A
ll is quiet and bucolic in the little orchard behind the old farmhouse in Massa Lombarda, 30 miles east of Bologna, until a yellow oil drum hurtling over a tall hedge announces Alberto Dassasso’s arrival. He appears after it, plowing through the brush with the physique and broad shoulders of a man who is, if not professionally engaged in beating order into metal, at least interested. Thick branches separate like water. Dassasso picks up the oil drum and continues toward the farmhouse, merrily hoisting the empty barrel at a vast pile of similarly colorful and rusted drums that age and acquire patina in a tangle of squash plants under the shade of an umbrella of fruit trees. This is Vibrazioni, and Dassasso one half of its motive force. The design shop has made a bustling business out of rendering discarded barrels into useful and beautiful things: furniture—chairs, tables, and cabinets, mostly—also, and spectacularly, motorcycle tanks and seats. One of their bikes sits in front of the doors of the little barn that serves as workshop and studio. It’s a brutal-looking Ducati Scrambler. All angles and colors. Beat-straight sections of oil drum are joined together, their iconic logos cut and reformed and reformed entirely out of context. It’s spectacular.

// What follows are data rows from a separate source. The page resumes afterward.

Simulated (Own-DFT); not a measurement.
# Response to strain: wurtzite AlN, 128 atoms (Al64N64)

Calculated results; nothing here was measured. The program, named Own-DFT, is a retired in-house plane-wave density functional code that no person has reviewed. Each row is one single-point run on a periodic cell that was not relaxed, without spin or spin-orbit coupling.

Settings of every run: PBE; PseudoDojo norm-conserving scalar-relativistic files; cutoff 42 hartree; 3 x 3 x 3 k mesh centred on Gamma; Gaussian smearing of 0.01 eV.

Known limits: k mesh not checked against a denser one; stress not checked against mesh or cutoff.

“It’s a kind of pop art,” Dassasso explains as he picks little fruit off a tree with dirty hands. They look like an olive and have the sweet taste and crunch of a red apple. “People see the barrels at a garage and think nothing of them. People see them as a chair and they notice the design and the color.”
The appropriation is eye-catching, no doubt. Giants of brand design were called upon to create the iconic oil company logos that Vibrazioni slices and shapes and welds. Raymond Loewy was responsible for Shell, Exxon, and BP. Tom Geismar for Mobil. It’s a Texaco and Shell motif for the Scrambler. The yellows and reds recall Ducati factory colors. The angles, the careful welds. The raw steel where plates join. Those are very much their own. An invention that recalls nothing at all.
Downstairs in the little barn is where the plasma cutter lives. The big grinders. A wicked-looking Chinese lathe and dozens of hammers. So many hammers. Busted car speakers act as fridge magnets and tack sketches to big industrial gas bottles. A yellowed newspaper clipping of Marco Simoncelli hangs on the rough brick wall next to pretty little pieces of brake caliper and fuel tank and the big black valve covers of a Moto Morini.
“Do you like Morini?” Dassasso asks. He wheels a Corsaro out of a shed and starts it. They’re lovely machines with a clean tone. Its big V is mesmerizing. He raps the throttle enthusiastically but with the mechanical sympathy of a man who’d be repairing the rare machine himself if he rapped uncautiously.
Dassasso climbs a steep set of stairs into the loft for espresso. That’s the design studio. An execution of the same feeling downstairs writ through intellect rather than muscle and heat. The old wood floor is painted white and it’s dotted with prototypes and desks and humming computers. Illustrations and schematics paper every surface. The organization is haphazard convenient. Clean but not tidy. Morning light filters through the windows and it’s almost perfect. Dassasso’s design partner Riccardo Zanobini arrives from Bologna and ascends the stairs. He leans into the window to light a cigarette. Then the light is perfect, filtering warmly through the thin haze.
Nominally Vibrazioni is a manufacturer of things. And they are. Cabinets and kitchen tables and custom motorcycles—but also of a feeling. One captured in beat old metal and the smell of cooking espresso and ozone. One unique to this little sliver of Italy and one that’s appealing anywhere.